San Ramon Planning Commission Chair Albert on Oct. 21 approved a development-plan amendment and minor exception for the Bishop Ranch 11 (BR11) residential project that removes on-site affordable units and satisfies the project’s inclusionary housing obligation through land dedication to an off-site project at the Bishop Ranch affordable apartment site (the Eden Housing project).
The action, adopted by a 4–0–1 vote (one absence), implements a development agreement the City Council approved Sept. 9 and includes a minor exception to local parking standards after the removal of on-site affordable units made the project ineligible for state density bonus parking maximums.
The amendment reassigns the BR11 affordable obligation. Under the original BR11 approval, 15% of 195 units (29 units) were designated affordable — listed in staff materials as 10 very-low, 5 low and 14 moderate-income units. The amendment aligns with the development agreement and directs the affordable units to the Bishop Ranch affordable apartment site (2453 Camino Ramon), where staff said the transfer will yield 52 rental affordable units: 40 very-low and 12 low-income units — an increase of 23 units compared with the BR11 on-site obligation.
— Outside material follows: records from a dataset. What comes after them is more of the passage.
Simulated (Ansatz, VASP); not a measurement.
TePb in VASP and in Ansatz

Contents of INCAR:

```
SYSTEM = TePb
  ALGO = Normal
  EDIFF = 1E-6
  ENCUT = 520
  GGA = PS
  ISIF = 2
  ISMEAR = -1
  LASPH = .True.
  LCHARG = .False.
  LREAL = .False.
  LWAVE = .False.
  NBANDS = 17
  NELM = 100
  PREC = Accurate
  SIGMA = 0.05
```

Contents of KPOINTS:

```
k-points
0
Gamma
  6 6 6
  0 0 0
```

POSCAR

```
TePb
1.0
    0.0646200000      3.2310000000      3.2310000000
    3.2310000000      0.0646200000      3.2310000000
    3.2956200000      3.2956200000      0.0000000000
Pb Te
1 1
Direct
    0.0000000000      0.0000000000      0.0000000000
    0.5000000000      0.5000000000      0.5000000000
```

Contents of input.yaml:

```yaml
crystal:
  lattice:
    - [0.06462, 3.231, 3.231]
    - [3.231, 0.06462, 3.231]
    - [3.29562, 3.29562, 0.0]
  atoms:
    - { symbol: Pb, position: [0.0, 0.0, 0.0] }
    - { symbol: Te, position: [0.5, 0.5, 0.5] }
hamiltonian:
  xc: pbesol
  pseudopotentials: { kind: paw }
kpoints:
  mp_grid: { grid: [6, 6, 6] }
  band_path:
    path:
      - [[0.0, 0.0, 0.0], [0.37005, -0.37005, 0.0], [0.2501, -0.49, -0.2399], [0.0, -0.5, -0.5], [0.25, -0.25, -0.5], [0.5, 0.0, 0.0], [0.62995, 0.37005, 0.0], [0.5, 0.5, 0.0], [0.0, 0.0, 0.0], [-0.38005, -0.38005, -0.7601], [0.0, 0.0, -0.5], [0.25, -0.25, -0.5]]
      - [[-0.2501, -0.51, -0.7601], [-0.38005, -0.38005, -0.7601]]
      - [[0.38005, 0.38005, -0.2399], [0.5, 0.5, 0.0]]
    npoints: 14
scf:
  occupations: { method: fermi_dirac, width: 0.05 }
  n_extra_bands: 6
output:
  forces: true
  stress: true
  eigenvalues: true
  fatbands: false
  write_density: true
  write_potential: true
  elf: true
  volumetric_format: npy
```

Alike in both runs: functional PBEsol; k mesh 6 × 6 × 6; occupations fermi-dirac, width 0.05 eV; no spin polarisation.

Staff planning presentation: Annalisa, representing planning staff, told the commission the BR11 site at 2301 Camino Ramon remains physically unchanged; the amendment is administrative to align approved entitlements with the development agreement. Annalisa said the project will retain the same on-site parking total approved previously — 442 spaces — and that, under the city council’s recent zoning text amendment on multifamily parking (effective Nov. 14), the BR11 project will exceed the new required parking by three spaces. Staff recommended adoption of Planning Commission Resolution No. 12-25 with a red-line edit to Condition of Approval No. 4 removing the affordable-housing agreement from the BR11 development plan amendment and noting the affordable obligations will be implemented under the Eden Housing approvals.
Public comment: Several residents registered concerns before and during the hearing. Greg Carr, a San Ramon resident, asked the commission to “see what was asked, what’s required, and what’s been provided” for park space and for clarity on how development agreements had been implemented. Susie Ferris Inderkum, who addressed both BR11 and the separate BR3A item, wrote and spoke that she is concerned that moving multiple affordable units to a single off-site parcel could allow multiple developers to avoid building affordable units on their own project sites. She asked the city to publish a table showing acreage dedicated and the counts of units moved to ensure the math “adds up.” Brian Swanson and Jim Blickenstaff submitted written comments, which staff acknowledged and included in the public record.
Commission discussion: Commissioners and staff emphasized the long public review and the council’s prior approval of the development agreement. Lauren, identified in the hearing as the city’s zoning administrator, explained that the development agreement approved by the council provides the mechanism for transfer and that the Eden site (the former Sunset service center on Camino Ramon) is a different parcel than the BR11 site. Lauren and other staff told commissioners the transferred units are within a block of the originally intended location and that the Eden project is a 100%-affordable development that increases the number of deeply affordable homes available to the city.
Outcome and next steps: The commission moved to adopt Resolution No. 12-25 as amended; the motion passed 4–0–1. Staff noted the Planning Commission action is subject to a 10-day appeal period. The resolution includes a red-lined update to Condition 4 removing an affordable-housing agreement requirement from the BR11 plan and confirms that the Eden Housing approvals will implement the affordable obligations.
Clarifying details captured at the hearing: BR11 original unit count: 195 units; original affordable units required: 29 (10 very low / 5 low / 14 moderate); revised off-site affordable units at Eden: 52 (40 very low / 12 low); on-site parking approved and unchanged: 442 spaces; zoning text amendment effective Nov. 14, 2025, will set new multifamily parking standards that BR11 will exceed by three spaces. Staff identified the Eden site as the former Sunset service center on Camino Ramon and said the transfer was enabled by the development agreement the City Council adopted Sept. 9, 2025.
This item was procedural in that the amendment aligns BR11 entitlements with prior council action; the commission’s approval finalizes the planning-level changes authorized by that development agreement and records the minor exception for on-site parking.